Every American school child should know the story by age 10 or so, or at least they should. Abraham Lincoln, viewed by most as America's greatest President, was tragically assassinated in Ford's Theater in Washington D.C. April 1865, while watching a play from his private box. The assassin was an actor named John Wilkes Boothe, a Southern sympathizer who maddeningly put a gun to Lincoln's head and pulled the trigger to both avenge, and perhaps resurrect the South's defeat and surrender in the Civil War at the hand of Lincoln's Northern armies. Lincoln died in a boarding house room across the street from the theater a few hours after being shot, never regaining consciousness. Boothe was killed while on the run by soldiers several days later with many of those who participated in Boothe's assassination plot subsequently hanged.
Lincoln was America's first President to be assassinated in office. Over the years, his story left an impression on countless people including Walt Disney. Walt Disney admired Lincoln greatly, so much so that when Walt was asked to develop attractions for the New York World's Fair in 1964, he created the first animatronic Lincoln to deliver inspiring words to the throngs of people who came to see it. When the fair ended it's run, Lincoln was taken to Disneyland and set up in the Opera House to continue to deliver words everyone should hear but few take the time bother.

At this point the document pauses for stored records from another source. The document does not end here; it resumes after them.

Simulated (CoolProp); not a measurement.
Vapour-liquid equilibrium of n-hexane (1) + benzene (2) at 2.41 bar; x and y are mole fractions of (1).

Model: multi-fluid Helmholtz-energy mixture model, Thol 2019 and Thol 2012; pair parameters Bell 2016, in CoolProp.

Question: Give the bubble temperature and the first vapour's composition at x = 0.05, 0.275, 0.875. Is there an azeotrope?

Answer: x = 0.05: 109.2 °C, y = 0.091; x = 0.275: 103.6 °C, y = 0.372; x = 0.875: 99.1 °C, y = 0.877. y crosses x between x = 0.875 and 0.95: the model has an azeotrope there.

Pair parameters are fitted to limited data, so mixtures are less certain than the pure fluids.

Great Moments With Mr. Lincoln has been playing at the Opera House since July 1965. It's one of those attractions that as a young boy, I remember seeing with my parents in the lovely little theater. Lincoln hasn't exactly played continuously since it was installed. Like most Disneyland attractions, it has been updated and refurbished over the years. Back in 2005, Lincoln was removed for almost 2 years as a special film commemorating Disneyland's 50th Anniversary was shown in the theater instead. But Lincoln did return thanks to Tony Baxter and those at Disney who want to preserve the legacy of Walt Disney and the Disneyland he created and not the corporate decision makers that run the place today.
But the hand writing has been on the wall. The last time Mrs. DisneylandTraveler and I saw Lincoln in the Opera House we were in an audience of about 30 people. The theater holds 400 people. That's sadly typical. I've used this analogy before in this blog - Great Moments With Mr. Lincoln is the attraction people run by on their way to get to Indiana Jones or Space Mountain (only to find out those rides will have probably broken down by the time they get there). Crowds in Disneyland can swell to about 50,000 people on many days, the number who take the time see Lincoln is a fraction of that.
So Al Lutz reported this week that beginning in late August, Disney will use the theater at least part of the time to show Annual Passholders special screenings of classic Disney films. The question is why would you want to go to Disneyland to spend an hour and a half watching a movie that most Annual Passholders probably already have in their home video collections? That's my question anyway, at least one of my questions. Of course the answer lies in the fact that most Disneyland Annual Passholders are local and many are within a short distance who find little effort in driving over to the park for a few hours. For them, the opportunity to see a classic Disney movie inside the classic Disney Opera House is something special. Of course for Disney, the theater will once again fill and hopefully those movie viewers will take the time to maybe have a nice (expensive) dinner before or after the showing.
Right now Great Moments With Mr. Lincoln is a labor of love of a few people trying to preserve the legacy of Walt Disney and the park he created. While the incredible animatronic Lincoln is a technical wonder (with a cost in excess of a million dollars), Disney doesn't make a dime off the attraction. No one pays park admission to specifically see Lincoln. There isn't a gift shop attached to the attraction that sells Lincoln dolls or even stove pipe hats. It sadly plays to small groups of people who probably go in more as a curiosity than anything else.
Oh, but if Disney announced the permanent removal of the attraction, the complaint line would be long and vocal as many would look at is as the continuing erosion of the park that Walt built into the money sucking corporate revenue stream of a theme park that they see it as now. So the answer is somewhere in the middle I suppose. I really don't have a problem with the classic Disney film screenings. Not a bad idea at all - to watch Snow White and the Seven Dwarfs and then walk over and get on the ride itself. From what I have read, the theater has a movie screen that electronically drops from a place in the ceiling then can quickly be retracted without affecting the Lincoln attraction behind it at all. I wouldn't even mind removing Lincoln for longer periods of time like they did for the 50th Anniversary but always, always, Lincoln must be able to return to delivering inspiring words to new groups of park visitors from time to time. Lincoln was tragically assassinated. Let's not hope his namesake attraction in Disneyland isn't.